All those interested in Romanian folk culture are invited to the Prislop Festival which celebrates the traditions of various regions through costumes, songs, and dances. The main attraction of the celebration is the Romanian circle dance called "Hora de la Prislop"–it symbolically depicts the kinship between Transylvania, Maramures, and Moldova. Every third Sunday of August the festival takes place in the Carpathian Mountains at Prislop Pass.
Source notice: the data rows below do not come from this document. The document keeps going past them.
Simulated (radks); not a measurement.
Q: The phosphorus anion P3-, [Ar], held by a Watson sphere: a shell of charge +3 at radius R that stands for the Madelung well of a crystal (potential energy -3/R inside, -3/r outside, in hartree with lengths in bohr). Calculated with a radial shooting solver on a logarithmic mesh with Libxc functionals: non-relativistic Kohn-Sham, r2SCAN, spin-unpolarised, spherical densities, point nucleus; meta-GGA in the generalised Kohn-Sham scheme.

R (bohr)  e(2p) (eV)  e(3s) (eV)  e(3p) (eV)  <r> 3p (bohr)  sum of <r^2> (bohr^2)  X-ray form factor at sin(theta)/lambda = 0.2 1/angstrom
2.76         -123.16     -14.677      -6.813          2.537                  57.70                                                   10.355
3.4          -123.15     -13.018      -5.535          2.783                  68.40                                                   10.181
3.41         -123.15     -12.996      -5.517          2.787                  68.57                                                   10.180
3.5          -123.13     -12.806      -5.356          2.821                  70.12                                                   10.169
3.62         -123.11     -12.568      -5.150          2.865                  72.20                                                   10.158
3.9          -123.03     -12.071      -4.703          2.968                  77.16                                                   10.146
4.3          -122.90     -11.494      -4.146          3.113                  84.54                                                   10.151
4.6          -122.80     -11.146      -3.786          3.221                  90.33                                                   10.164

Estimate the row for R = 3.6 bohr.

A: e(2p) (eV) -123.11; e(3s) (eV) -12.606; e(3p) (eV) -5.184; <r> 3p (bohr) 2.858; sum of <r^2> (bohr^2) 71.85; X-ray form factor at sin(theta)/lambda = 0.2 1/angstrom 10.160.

Prislop Pass Folk Festival is held at 1,416 meters of altitude. It is the highest pass in Romania. It is 50 km long and 30-40 km wide, the northern side is more steep than the southern slope. The road goes through Vişeu, Moisei, Borşa, Câmpulung Moldovenesc, and Suceava County (in Moldova). Prislop Folk Festival is a quite traditional event in Romania. Hora de la Prislop was first mentioned in Latin chronicles in 1738. It was forbidden for some time, but was restarted in 1968. Up to 50,000 people every year came to Prislop Pass.
If you want to get a better idea of the region and its history you can visit Muzeul Radacinilor (Roots’ Museum) with 100 bizarre-shaped tree roots. There is also a room which various artefacts from two World Wars that were fought here. The museum also has a numismatics collection, and painted eggs from Maramures and Bukovina.